The United Nations Security Council (UNSC) has condemned Turkey’s recently announced plan to reopen the coastal town of Varosha (Maraş) in Northern Cyprus, which has remained shuttered since the 1974 conflict that divided the island in two.
“The Security Council calls for the immediate reversal of this course of action and the reversal of all steps taken on Varosha since October 2020,” the UNSC said on Friday. In its statement the 15-member council raised “the need to avoid any further unilateral actions not in accordance with its resolutions.” It warned that reopening Varosha “could raise tensions on the island and harm prospects for a settlement.”
The Turkish Foreign Ministry reacted, rejecting the statement made by the UNSC and indicating that the opposition to Turkey’s move by the US, the EU and other countries were “based on unfounded claims and inconsistent with the realities on the island.”
“Contrary to claims, the relevant UNSC resolutions are not violated. Moreover, the UNSC resolutions are not above property and sovereignty rights,” the ministry added.
Varosha, a ghost town for 47 years, was sealed off after its inhabitants fled during the Turkish invasion following a Greek coup to annex the island. The invasion split Cyprus into a Turkish-controlled north and a Greek Cypriot-controlled south. Thousands of people abandoned their homes in the north of Cyprus as a result of the Turkish occupation.
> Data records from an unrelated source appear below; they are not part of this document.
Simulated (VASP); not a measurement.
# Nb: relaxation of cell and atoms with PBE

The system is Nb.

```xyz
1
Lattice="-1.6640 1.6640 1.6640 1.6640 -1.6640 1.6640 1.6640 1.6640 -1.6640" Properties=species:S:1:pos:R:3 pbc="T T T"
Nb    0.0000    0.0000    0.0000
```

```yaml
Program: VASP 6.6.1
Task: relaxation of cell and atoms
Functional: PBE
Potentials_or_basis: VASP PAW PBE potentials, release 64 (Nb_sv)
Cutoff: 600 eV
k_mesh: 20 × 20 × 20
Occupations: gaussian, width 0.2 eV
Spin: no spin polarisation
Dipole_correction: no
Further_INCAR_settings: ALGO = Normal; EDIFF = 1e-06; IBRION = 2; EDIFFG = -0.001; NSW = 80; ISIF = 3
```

Turkey has recently turned to a strategy of a two-state solution on the island after the failure of a 2004 UN plan to reunify the country. The “Annan Plan”, also known as the “Cyprus reunification plan”, which was a UN proposal to resolve the Cyprus dispute, was supported by 65 percent of Turkish Cypriots, but rejected by 76 percent of Greek Cypriots in a 2004 referendum.
On a trip to the north of the divided Cypriot capital Nicosia (Lefkosia) on Tuesday to mark the 47th anniversary of the 1974 Turkish invasion, Turkish President Recep Tayyip Erdogan stated that there should be “two peoples and two states with equal status.”